Doing Full-Text Searches in .NET with Sphinx - Part 2: Data Import

by Dennis 18. April 2013 11:52

This is the second post in a series that is intended as an introduction to Sphinx for .NET developers who have not yet heard of Sphinx and are looking for a powerful full-text search engine for their websites or applications. The first part of this series served as an introduction to Sphinx, in this part we’ll get our hands dirty and start working on our ASP.NET MVC based sample application.

We’ll be creating a simple website that will allow us to search through Stackoverflow data (or rather the posts made by Stackoverflow users). The Stackoverflow team kindly provides this data under a Creative Commons license in an XML format. As the dataset is pretty large, just the posts are 7 GB in size (uncompressed), we’ll only use about 10,000 posts for demonstration purposes. A file with only these posts is included in the download so you won’t have to download the whole archive.

Having an existing set of data that needs to be imported into Sphinx is probably the most common scenario when people start to work with Sphinx. We will begin by creating the document model class and the Sphinx configuration file. We will be storing the documents in a real-time index, so we also need to create a small program to read the input data from the XML file.

The current state of this sample application is available for download, it uses .NET 4.0, ASP.NET MVC3, Sphinx 2.1.1, SphinxConnector.NET and contains a Visual Studio 2010 solution. It contains the console application for importing data and the web application which will be described in detail in the next part. Please note that the layout of the website is simple and might have some display quirks as I don’t want to spend too much time on making it look pretty. 

Creating the Document Model


The first step is to determine which part of the data should be stored in the index. One approach is to store only the bare minimum that is needed for full-text searches. Often, this requires that after the search the original data is retrieved from the data source, most likely a database, to display a meaningful search result to the user. As this requires one or more additional network round trips, I personally like to store as much data in the index as is needed (and feasible) to avoid this overhead.

In this example we’ll be storing everything in the index, because it reduces the complexity of the example. For instance, we use Sphinx to display the questions on the front page, which does not involve searching at all. But, storing your complete dataset in Sphinx is usually not a good idea because it can drastically increase the resources needed by Sphinx. Also Sphinx isn’t a database and shouldn’t be treated as such, for instance it doesn’t execute certain types of queries as efficient as a database would (though there are a some tricks for that). We are doing this here for the sake of simplicity, and it might even be feasible in some cases, but should be done with care!
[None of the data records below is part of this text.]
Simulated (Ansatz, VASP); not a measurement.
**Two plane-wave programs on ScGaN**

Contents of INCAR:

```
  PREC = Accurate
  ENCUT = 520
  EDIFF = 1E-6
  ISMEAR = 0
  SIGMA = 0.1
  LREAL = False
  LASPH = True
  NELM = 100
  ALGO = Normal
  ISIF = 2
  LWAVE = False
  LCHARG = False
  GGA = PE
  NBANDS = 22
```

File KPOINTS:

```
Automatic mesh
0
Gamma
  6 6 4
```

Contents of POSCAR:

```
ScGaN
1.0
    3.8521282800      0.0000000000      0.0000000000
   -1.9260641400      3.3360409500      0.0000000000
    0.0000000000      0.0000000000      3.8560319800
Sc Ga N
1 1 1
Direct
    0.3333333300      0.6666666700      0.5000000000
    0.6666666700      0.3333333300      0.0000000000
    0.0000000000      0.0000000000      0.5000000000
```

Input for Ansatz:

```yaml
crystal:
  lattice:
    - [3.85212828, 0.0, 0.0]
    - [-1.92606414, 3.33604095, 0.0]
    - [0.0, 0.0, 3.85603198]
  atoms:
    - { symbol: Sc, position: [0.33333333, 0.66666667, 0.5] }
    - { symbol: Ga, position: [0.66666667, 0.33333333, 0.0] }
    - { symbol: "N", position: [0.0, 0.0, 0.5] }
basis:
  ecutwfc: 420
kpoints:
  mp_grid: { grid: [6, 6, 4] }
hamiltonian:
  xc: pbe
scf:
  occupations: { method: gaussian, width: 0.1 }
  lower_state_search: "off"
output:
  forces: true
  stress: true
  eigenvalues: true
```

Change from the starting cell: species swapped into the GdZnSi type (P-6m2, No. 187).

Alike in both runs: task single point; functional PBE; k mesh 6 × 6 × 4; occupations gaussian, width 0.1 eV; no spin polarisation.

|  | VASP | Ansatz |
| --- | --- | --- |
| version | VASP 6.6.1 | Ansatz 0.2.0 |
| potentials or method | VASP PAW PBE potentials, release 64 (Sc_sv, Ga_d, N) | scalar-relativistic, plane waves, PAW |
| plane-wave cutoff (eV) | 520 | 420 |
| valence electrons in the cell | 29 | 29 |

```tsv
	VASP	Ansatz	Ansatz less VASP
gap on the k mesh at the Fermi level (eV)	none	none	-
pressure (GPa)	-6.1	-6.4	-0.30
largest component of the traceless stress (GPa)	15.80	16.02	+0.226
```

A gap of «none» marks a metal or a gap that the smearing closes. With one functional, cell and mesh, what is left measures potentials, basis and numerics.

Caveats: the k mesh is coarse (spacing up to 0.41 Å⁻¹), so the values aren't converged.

Let’s take a look at our input data. The Stackoverflow data archive contains a readme file with a description of the input data. Here is the relevant part for the posts.xml file which we are interested in:

**posts**.xml
       - Id
       - PostTypeId
          - 1: Question
          - 2: Answer
       - ParentID (only present if PostTypeId is 2)
       - AcceptedAnswerId (only present if PostTypeId is 1)
       - CreationDate
       - Score
       - ViewCount
       - Body
       - OwnerUserId
       - LastEditorUserId
       - LastEditorDisplayName="Jeff Atwood"
       - LastEditDate="2009-03-05T22:28:34.823"
       - LastActivityDate="2009-03-11T12:51:01.480"
       - CommunityOwnedDate="2009-03-11T12:51:01.480"
       - ClosedDate="2009-03-11T12:51:01.480"
       - Title=
       - Tags=
       - AnswerCount
       - CommentCount
       - FavoriteCount

We’ll leave out some attributes that are not needed in our example which leads to the following model class:

public class Post
{
    public int Id { get; set; }

    public PostType PostType { get; set; }
    public long ParentId { get; set; }
    public long AcceptedAnswerId { get; set; }
    public string Body { get; set; }
    public string Title { get; set; }
    public string Tags { get; set; }
    public long Score { get; set; }
    public long ViewCount { get; set; }
    public long AnswerCount { get; set; }
    public DateTime CreationDate { get; set; }
    
    public int Weight { get; set; }
}

You might have already noticed that we’ve added a property named ‘Weight’ to our document class which is not present in the data source. When Sphinx searches the index for results it assigns each match a weight depending on its relevancy to the search query. The higher the weight, the more relevant it is for the query, and because we might want to use the weight in our own relevancy calculations, we need to add a property for it to our model.

Configuring Sphinx


Next we need to create the configuration for the Sphinx server. By default Sphinx will look for a file named sphinx.conf in the directory where the executable resides so we’ll name it just that. The configuration file consists of several sections: one for the server itself, one for the indexer program which is not relevant for our sample, and the index configuration. For our documents the index configuration looks like this:

index posts
{
    type                    = rt
    path                    = posts
    
    rt_field                = body 
    rt_attr_string          = body 
    rt_field                = title     
    rt_attr_string          = title
    rt_field                = tags          
    rt_attr_string          = tags 

    rt_attr_uint            = parentid
    rt_attr_uint            = score 
    rt_attr_uint            = viewcount
    rt_attr_uint            = posttype
    rt_attr_uint            = answercount
    rt_attr_timestamp       = creationdate    
    rt_attr_uint            = acceptedanswerid
    rt_attr_uint            = votecount
    
    charset_type            = utf-8
    min_word_len            = 1    
    dict                    = keywords                    
    expand_keywords         = 1                            
    rt_mem_limit            = 1024M
    
    charset_table           = 0..9, a..z, A..Z->a..z, U+DF, \
                              U+FC->u, U+DC->u, U+FC,U+DC, \
                              U+F6->o, U+D6->o, U+F6,U+D6, \
                              U+E4->a, U+C4->a, U+C4,U+E4, \
                              U+E1->a, U+C9->a, U+E9->e, U+C9->e, \
                              U+410..U+42F->U+430..U+44F, U+430..U+44F, U+00E6, \
                              U+00C6->U+00E6, U+01E2->U+00E6, U+01E3->U+00E6, \
                              U+01FC->U+00E6, U+01FD->U+00E6, U+1D01->U+00E6, \
                              U+1D02->U+00E6, U+1D2D->U+00E6, U+1D46->U+00E6
    
    blend_chars             = U+23, U+2B, -, ., @, &

stopwords               = stopwords.txt }

Let’s look through the different configuration options: first we specify the index type and the path where the index files should be stored. Next we declare the fields and attributes; it is not necessary to explicitly declare the id attribute, Sphinx does that automatically for us.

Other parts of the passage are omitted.